Day 2: Back to the town hall during opening hours and we were met by a friendly woman who did not speak English but was gracious enough to speak German very slowly so we could understand the steps we had to take. We would have to return with the completed forms and take them to another section of the station the next day.

Day 3: K. went back to the town hall with the required papers, was given our municipal registration papers, and promptly opened a bank account. Progress!
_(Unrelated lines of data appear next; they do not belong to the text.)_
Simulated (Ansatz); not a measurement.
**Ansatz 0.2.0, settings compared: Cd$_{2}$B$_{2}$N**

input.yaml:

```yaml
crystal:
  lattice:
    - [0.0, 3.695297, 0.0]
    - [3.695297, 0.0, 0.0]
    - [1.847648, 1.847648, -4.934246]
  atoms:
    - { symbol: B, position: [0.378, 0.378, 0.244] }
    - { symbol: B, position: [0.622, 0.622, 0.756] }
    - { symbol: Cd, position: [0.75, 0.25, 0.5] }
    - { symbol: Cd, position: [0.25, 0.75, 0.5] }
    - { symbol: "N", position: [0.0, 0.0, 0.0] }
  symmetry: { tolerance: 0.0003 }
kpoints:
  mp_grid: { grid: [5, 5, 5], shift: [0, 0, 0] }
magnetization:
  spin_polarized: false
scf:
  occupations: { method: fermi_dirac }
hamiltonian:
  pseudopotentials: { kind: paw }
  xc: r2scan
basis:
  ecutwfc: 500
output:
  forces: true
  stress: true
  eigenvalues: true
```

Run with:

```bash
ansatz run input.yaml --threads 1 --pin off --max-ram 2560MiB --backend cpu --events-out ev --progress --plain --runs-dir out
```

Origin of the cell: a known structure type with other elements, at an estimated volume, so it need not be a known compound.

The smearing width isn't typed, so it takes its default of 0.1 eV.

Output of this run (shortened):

Several days later we went back to the bank to accomplish a few things. We had to pay a bill, get a second bank card for me to use, and withdraw some cash. We sat down with the person K. had met to open the account, told him what we wanted to do, and he set to work. He looked away from us at his screen and typed things. He printed papers and then typed more things. We were silent.

“Where is the bill?” he asked. We handed it over. More typing. “How much do you want to withdraw?” We told him.

After a few minutes he looked up and seemed confused about why we were still sitting there, staring blankly. “Ok,” he said, “You pick up your cash over there.”

“And the bills?” I ventured. “Have they been paid? Is there a receipt?” They had. There was. He printed it out.

“And the second bank card? Can we do that?”

“It’s already ordered,” he said. “It will come to you by post.” But he never even asked for my name, I thought.

We stood up and went to collect our cash. I felt unsettled. He was very polite and certainly very efficient. He did each of the three things we came in to do. So why did it feel incomplete? I realized it was because there had been no pleasantries; no small talk and no reassurances as he was carrying out our requests. I wanted to be pulled along as he worked – I wanted to be involved, somehow, in these banking tasks carried out on my behalf. I imagined that in Toronto that exchange might have gone more like this:

“Hi there folks, what can I do for you today?”

“We’d like a second bank card and to pay these bills and withdraw some cash.”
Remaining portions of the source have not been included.